These Water Batteries Outlast Lithium And Could Eliminate Fire Risks For Good

We've gotten pretty good at making batteries that hold a lot of power. Unfortunately, we've been less good at making ones that don't eventually corrode, catch fire, or poison the ground they end up in. A new advancement attempts to change that: a new kind of battery that runs on water and tofu brine. Better yet, it lasts 120,000 charge cycles in the lab. That's roughly 40 times higher than your typical lithium-ion batteries, which max out at around 3,000 cycles before degrading. Theoretically, if you charge one of these once a day, you could keep them running for over 300 years. Obviously, nobody's phone or even EV is lasting that long, but the promise is real.

So how does this actually work? The electrolyte — that's the liquid inside a battery responsible for moving electric charge between the two electrodes — is made from neutral salts of magnesium and calcium. Those happen to be the same minerals found in tofu brine, the stuff used to curdle soy milk during tofu production. The researchers also kept the solution at a neutral pH of 7.0, which helped avoid the corrosive side reactions that destroy conventional batteries from the inside.

That said, the liquid was only one piece of the puzzle. The researchers also swapped out the typical metal-based negative electrode in their battery for one made from organic polymers, which are essentially plastics. For the positive electrode, they went with an analog of the paint pigment Prussian blue. Ultimately, as shown in the full study in Nature Communications, they landed on an impressive energy capacity of 112.8 milliamp hours per gram, which is impressive for this type of battery.

Why water batteries matter

There's a reason researchers are looking at water-based alternatives. Lithium-ion batteries power basically everything right now, but they come with a problem. The flammable solvents used as electrolytes can catch fire if the batteries overheat or get damaged. That's led to incidents on airplanes where portable batteries ignited mid-flight, and some airlines have already started banning power banks on flights. A rise in EV fires — which are notoriously hard to put out – has also reignited debates about whether lithium-ion is really safe enough for the long haul.

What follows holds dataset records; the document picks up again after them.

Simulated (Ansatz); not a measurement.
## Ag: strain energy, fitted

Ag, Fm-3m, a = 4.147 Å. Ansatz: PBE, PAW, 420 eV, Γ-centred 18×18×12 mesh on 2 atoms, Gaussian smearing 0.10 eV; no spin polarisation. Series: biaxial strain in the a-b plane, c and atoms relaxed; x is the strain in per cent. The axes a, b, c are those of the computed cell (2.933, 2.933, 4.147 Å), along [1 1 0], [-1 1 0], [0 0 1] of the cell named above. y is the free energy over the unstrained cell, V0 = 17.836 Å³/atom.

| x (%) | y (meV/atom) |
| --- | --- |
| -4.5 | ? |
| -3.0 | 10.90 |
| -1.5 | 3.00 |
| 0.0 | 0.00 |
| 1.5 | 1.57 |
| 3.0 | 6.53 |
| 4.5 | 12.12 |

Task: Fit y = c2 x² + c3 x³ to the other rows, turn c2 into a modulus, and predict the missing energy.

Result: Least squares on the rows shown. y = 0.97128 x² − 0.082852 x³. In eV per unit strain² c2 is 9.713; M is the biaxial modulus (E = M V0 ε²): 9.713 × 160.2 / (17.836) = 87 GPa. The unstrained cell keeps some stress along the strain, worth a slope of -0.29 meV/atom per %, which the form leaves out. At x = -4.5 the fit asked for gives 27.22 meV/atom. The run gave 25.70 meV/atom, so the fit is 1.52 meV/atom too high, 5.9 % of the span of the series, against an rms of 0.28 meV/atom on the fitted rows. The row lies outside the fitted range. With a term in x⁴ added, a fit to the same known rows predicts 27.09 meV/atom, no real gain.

Water-based batteries sidestep all of that entirely. There's no fire risk because the electrolyte is non-flammable. There's also no need for hazardous waste processing when you throw them away. The researchers confirmed that the batteries meet international disposal standards, including the U.S. Resource Conservation and Recovery Act.

These aqueous batteries are also generally cheaper to produce. They rely on ingredients that cost far less than what goes into a standard lithium-ion cell, making them especially appealing for large-scale grid storage – think solar farms and wind energy balancing — where you need something durable and affordable rather than compact and energy-dense. That said, there are still hurdles. The energy density needs to go up before these could compete in applications where size and weight matter. Scaling up production of those organic polymers is another challenge the team openly acknowledges. But if they can figure those out, this could become a real contender for stationary energy storage down the line. And it's just one of several new battery technologies in the pipeline that could eventually change everything from EVs to smartphones.